Question

Steam enters a turbine operating at steady state with a specific enthalpy of 1407.6 Btu/lb and expands to the turbine exit where the specific enthalpy is 1236.4 Btu/lb. The mass flow rate is 5 lb/s. During this process, heat transfer to the surroundings occurs at a rate of 40 Btu/s. Neglecting kinetic and potential energy effects, the power developed by the turbine is

Answer 1

The power developed by the turbine is 816 BTU per second.

Step-by-step explanation:

Thermodynamically speaking, a turbine produces work at the expense of fluid energy. By First Law of Thermodynamics, the energy balance of a turbine working at steady state is:

`-\dot Q -\dot W +\dot m\cdot (h_(in)-h_(out)) = 0` (1)

Where:

`\dot Q` - Heat transfer rate, measured in BTU per second.

`\dot W` - Power developed by the turbine, measured in BTU per second.

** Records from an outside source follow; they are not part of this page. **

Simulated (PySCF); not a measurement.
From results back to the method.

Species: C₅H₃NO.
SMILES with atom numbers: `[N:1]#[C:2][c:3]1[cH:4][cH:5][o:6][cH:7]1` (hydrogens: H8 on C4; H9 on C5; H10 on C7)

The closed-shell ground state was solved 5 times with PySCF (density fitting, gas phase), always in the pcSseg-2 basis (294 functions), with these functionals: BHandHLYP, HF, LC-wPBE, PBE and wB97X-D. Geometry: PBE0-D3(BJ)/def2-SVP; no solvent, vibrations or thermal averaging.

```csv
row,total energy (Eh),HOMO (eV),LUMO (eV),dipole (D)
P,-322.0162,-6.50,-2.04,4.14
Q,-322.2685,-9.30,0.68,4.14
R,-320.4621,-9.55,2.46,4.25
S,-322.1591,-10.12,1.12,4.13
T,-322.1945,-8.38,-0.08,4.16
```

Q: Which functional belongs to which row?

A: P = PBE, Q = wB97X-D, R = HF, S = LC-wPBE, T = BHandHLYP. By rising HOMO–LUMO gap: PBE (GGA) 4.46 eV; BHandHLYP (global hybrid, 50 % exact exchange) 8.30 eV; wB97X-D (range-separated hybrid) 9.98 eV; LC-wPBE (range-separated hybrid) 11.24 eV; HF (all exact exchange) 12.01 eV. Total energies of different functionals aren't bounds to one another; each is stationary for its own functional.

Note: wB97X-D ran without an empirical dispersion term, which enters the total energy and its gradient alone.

`\dot m` - Mass flow rate, measured in pounds per second.

`h_(in)`,
`h_(out)` - Specific enthalpies at inlet and outlet, measured in BTU per pound.

If we know that
`\dot Q = 40\,(BTU)/(s)`,
`\dot m = 5\,(lbm)/(s)`,
`h_(in) = 1407.6\,(BTU)/(lbm)` and
`h_(out) = 1236.4\,(BTU)/(lbm)`, then the power developed by the turbine is:

`\dot W = -\dot Q + \dot m \cdot (h_(in)-h_(out))`

`\dot W = 816\,(BTU)/(s)`

The power developed by the turbine is 816 BTU per second.